The best resource to test your HTML validity is the W3 validator at http://validator.w3.org. If your web site uses adaptive rendering, your best bet is to validate by URI – this will be closest to how the search engines will see the page. Validating by file upload is only applicable to files containing pure HTML, and validating by direct input will not give a true picture if it is based on source code which has been adaptively rendered for the browser from which the source was obtained. If you are unsure of this, check with your developers. Also make sure they haven’t put anything in the code to customise the adaptive rendering for Google and the other search engines – all this is possible in a system like ASP.NET.
So you have constructed your home page and the validator finds something wrong with it that you cannot see by looking at the code. How do you deal with this? Chances are that this is something like an ASP.NET component for which the HTML is rendered by the ASP.NET engine at the time the page is displayed. It may be possible to avoid validation errors simply by adjustment of the component, or even using an alternative approach such as using the generic HTML controls rather than the ASP.NET web controls. However, ASP.NET does allow the use of “HTML Adaptors”. This gives you control over the HTML code which a specific component will produce, and this can be made browser dependent if desired. This may already be requested by the Design department, so that they can target the correct HTML tags with their CSS. However, this can also apply to the page Title and Description tags. These are not of interest to the CSS Designers, but in ASP.NET, a page Title which is configured to be modified can be rendered in a very untidy form and this may or may not affect the way the search engines view your site and may give a confusing view to the various tools that are available for SEO work.

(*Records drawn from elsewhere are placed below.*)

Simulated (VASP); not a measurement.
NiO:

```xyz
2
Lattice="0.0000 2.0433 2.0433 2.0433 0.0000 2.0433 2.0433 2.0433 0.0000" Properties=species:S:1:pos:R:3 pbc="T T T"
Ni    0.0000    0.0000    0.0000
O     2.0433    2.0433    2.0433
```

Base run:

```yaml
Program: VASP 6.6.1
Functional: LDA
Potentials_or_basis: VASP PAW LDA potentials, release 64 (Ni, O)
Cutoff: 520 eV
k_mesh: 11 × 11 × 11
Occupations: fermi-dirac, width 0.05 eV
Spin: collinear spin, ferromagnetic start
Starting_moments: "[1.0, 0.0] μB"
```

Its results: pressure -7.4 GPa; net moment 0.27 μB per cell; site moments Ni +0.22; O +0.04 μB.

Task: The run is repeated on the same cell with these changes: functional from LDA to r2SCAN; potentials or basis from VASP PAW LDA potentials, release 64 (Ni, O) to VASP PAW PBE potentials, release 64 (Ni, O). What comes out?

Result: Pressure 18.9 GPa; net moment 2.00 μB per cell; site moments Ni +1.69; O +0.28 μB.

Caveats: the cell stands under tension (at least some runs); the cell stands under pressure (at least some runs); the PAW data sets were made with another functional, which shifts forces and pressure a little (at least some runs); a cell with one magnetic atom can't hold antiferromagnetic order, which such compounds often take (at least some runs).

In conclusion, understand how the HTML code is produced by your developers, especially if there is a chance that some or all of it is rendered at run time when the page is displayed, especially if this is adaptively rendered. Ensure that the code produced is clean and valid. Use the W3 validator to check validity, and the various SEO tools to check if it is clean – if they have a problem reading your page, then so will the search engine robots. This is equally as important as the text of your web page allowing the search engines to index your web site properly.